That is also true at Cloudflare for what it’s worth. However, the company is so big that there’s so many different products all shipping at the same time it can be hard to correlate it to your release, especially since there’s a 5 min lag (if I recall correctly) in the monitoring dashboards to get all the telemetry from thousands of servers worldwide.
Comparing the difficulty of running the world’s internet traffic with hundreds of customer products with your fintech experience is like saying “I can lift 10 pounds. I don’t know why these guys are struggling to lift 500 pounds”.
The fintech company I worked at does handle millions of QPS has has thousands of servers. It is on the same order of magnitude or at least 0.1x scale, not to mention the complexity of business logic involving monetary transactions.
If there’s indeed a 5 min lag in monitoring dashboard in Cloudflare, I honestly think that's a pretty big concern.
For example, a simple curl script on your top 100 customers' homepage that runs every 30 seconds would have given the warning and notifications within a minute. If you stagger deployments at 5 minute intervals, you could have identified the issue and initiated the rollback within 2 minutes and completed it within 3 minutes.
> However, the company is so big that there’s so many different products all shipping at the same time it can be hard to correlate it to your release
This kind of thing would be more understandable for a company without hundreds of billions of dollars, and for one that hasn't centralized so much of the internet. If a company has grown too large and complex to be well managed and effective and it's starting to look like a liability for large numbers of people there are obvious solutions for that.
Given how well-established cloudflare is, I would've figured they'd be profitable by now.
That raises the question: why does so much of the web rely on a company which does not have the means to sustain itself?

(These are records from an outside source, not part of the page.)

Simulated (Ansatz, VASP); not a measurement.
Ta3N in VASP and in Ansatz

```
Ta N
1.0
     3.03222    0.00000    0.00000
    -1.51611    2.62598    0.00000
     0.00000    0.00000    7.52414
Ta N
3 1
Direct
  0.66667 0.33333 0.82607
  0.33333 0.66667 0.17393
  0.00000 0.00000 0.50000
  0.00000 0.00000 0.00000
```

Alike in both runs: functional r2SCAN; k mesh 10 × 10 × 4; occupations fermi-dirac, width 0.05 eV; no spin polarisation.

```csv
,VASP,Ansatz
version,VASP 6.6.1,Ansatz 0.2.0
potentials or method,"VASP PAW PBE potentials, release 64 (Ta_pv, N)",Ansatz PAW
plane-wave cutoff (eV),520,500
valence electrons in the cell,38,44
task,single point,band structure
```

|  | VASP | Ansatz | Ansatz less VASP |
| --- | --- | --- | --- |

That was admittedly hyperbole, but since we're talking about a company with assets and revenue in the billions I'm not sure it matters. The fact remains that a lack of money/resources is not their problem.
They don't have unlimited resources. They have ~5000 employees. That's not small but it's not huge either. For sake of comparison, Google hit that headcount level literally 20 years ago.
They have enough money to buy anything they need. The CEO alone has billions. He could pay for as many employees as he wants out of his own pocket and not notice. In fact he's good at buying people, even senators.
That doesn't make sense. It would be like saying Twitter, SpaceX, and Tesla all should be incapable of engineering mistakes because their owner is rich. The world doesn't work that way.
Genuinely curious, how to actually implement detection systems for a large scale global infra which that works with < 1 minute SLO ? Given cost is no constraint.
Right now I'd say maybe don't push changes to your entire global infra all at once and certainty not without testing your change first to make sure it doesn't break anything, but it's really not about a specific failure/fix as much as it is about a single company getting too big to do the job well or just plain doing more than it should in the first place.
Honestly we shouldn't have created a system where any single company's failure is able to impact such a huge percentage of the network. The internet was designed for resilience and we abandoned that ideal to put our trust in a single company that maybe isn't up for the job. Maybe no one company ever could do it well enough, but I suspect that no single company should carry that responsibility in the first place.
But then would a customer have to use 10 different vendors to get the same things that Cloudflare currently provides? E.g. protection against various threats online?
Can you name a major cloud provider that doesn’t have major outages?
If this were purely a money problem it would have been solved ages ago. It’s a difficult problem to solve. Also, they’re the youngest of the major cloud providers and have a fraction of the resources that Google, Amazon, and Microsoft have.
> Can you name a major cloud provider that doesn’t have major outages?
That fact that no major cloud provider is actually good is not an argument that cloudflare isn't bad, or even that they couldn't/shouldn't do better than they are. They have fewer resources than Google or Microsoft but they're also in a unique position that makes us differently vulnerable when they fuck up. It's not all their fault, since it was a mistake to centralize the internet to the extent that we have in the first place, but now that they are responsible for so much they have to expect that people will be upset when they fail.
Every major cloud provider (including Cloudflare) is orders of magnitude better at keeping 9s of availability worldwide for thousands of customers than those customers are individually. The very best of those customers might be better and only rely on cloud providers for the scaling or huge amounts of infrastructure they don’t otherwise want to own, but the vast majority are actually less capable at accomplishing whatever uptime the providers already get.
Could cloudflare do better? Sure, that’s a truism for everyone. Did they make mistakes and continue to make mistakes? Also a truism.
Trust me, they are acutely aware of people getting upset when they fail. Why do you think they’re CEO and CTO are writing these blog posts?
With all due respect, engineers in finance can’t allow for outages like this because then you are losing massive amounts of money and potentially going out of business.
Comparing the difficulty of running the world’s internet traffic with hundreds of customer products with your fintech experience is like saying “I can lift 10 pounds. I don’t know why these guys are struggling to lift 500 pounds”.